Table 5. Planning results of Case 10.

Case	Total Cost	Carbon Emissions	Installed Capacity
			Wind Generator	CCS Retrofitting	Flexibility Retrofitting	CB Retrofitting
Case 10	2183 M$	64.71 Mt	4600 MW	100 MW	80 MW	3546 MW

. As shown in the table, after considering the uncertainty in wind turbine output, the wind turbine installed capacity decreases by 100 MW, the flexibility retrofit capacity increases by 80 MW, and the CB retrofit capacity increases by 150 MW. As a result, total costs increase by 5.86%, and carbon emissions rise by 3.91%. To address the uncertainty in wind turbine output, the system increases the flexibility retrofit and CB retrofit capacities to improve energy utilization efficiency and system regulation capability.

4.2. IEEE 118-Bus System

To further validate the efficacy of the proposed collaborative planning framework for large-scale system networks, this section presents simulations based on the IEEE 118-bus system. The IEEE 118-bus system comprises 54 CFPPs (7059 MW) and 10 wind farms (1000 MW) [28]. Similar cases were tested, and their costs and computational performance are presented in

Table 6. Planning results of Cases 1–10 in IEEE 118-node system.

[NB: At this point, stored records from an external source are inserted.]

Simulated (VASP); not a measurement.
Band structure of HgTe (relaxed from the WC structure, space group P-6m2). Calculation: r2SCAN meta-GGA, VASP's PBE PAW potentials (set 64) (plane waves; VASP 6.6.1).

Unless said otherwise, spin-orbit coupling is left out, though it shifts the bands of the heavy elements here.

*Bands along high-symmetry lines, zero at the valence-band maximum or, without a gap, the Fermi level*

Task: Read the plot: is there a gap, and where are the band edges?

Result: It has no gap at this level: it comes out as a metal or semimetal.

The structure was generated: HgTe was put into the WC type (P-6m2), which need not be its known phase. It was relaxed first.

Case	Investment Cost	Operational Cost	Total Cost	Carbon Emissions	Computation Time
Case 1	31.604 B$	1.081 B$	32.684 B$	335.93 Mt	467 s
Case 2	28.370 B$	0.911 B$	29.281 B$	280.67 Mt	542 s
Case 3	29.554 B$	1.342 B$	30.896 B$	325.01 Mt	617 s
Case 4	26.466 B$	0.586 B$	27.052 B$	334.22 Mt	593 s
Case 5	24.008 B$	0.691 B$	24.699 B$	270.39 Mt	2668 s
Case 6	25.564 B$	−3.008 B$	22.556 B$	229.82 Mt	3101 s
Case 7	24.462 B$	0.136 B$	24.598 B$	270.81 Mt	2974 s
Case 8	19.762 B$	1.695 B$	21.457 B$	190.20 Mt	3238 s
Case 9	19.278 B$	1.241 B$	20.519 B$	174.67 Mt	3443 s
Case 10	20.633 B$	1.781 B$	22.414 B$	189.90 Mt	18,765 s

.

As shown in Table 6, the total cost and carbon emissions of Cases 2–4 decrease after considering various retrofitting pathways. Compared to Case 1, the integration of all three retrofitting pathways for CFPPs in Case 5 results in a 24.43% reduction in total cost and a 19.51% decrease in carbon emissions. These retrofits enhance both economic performance and low-carbon efficiency. With the inclusion of CET and GCT, Case 8 sees further reductions, with the total cost and carbon emissions decreasing by 13.13% and 29.66%, respectively, compared to Case 5. The introduction of the carbon–green certificate coupling mechanism in Case 9 further improves these outcomes, reducing the total cost by 0.938 B$ (from 21.457 B$ in Case 8) and lowering carbon emissions by 15.53 Mt. The carbon–green certificate coupling mechanism provides enhanced flexibility and stronger incentives for carbon reduction, thus improving both low-carbon performance and economic efficiency. However, when uncertainties are considered, the total cost increases by 8.45%, indicating that a more reliable and secure plan comes at the expense of economic efficiency.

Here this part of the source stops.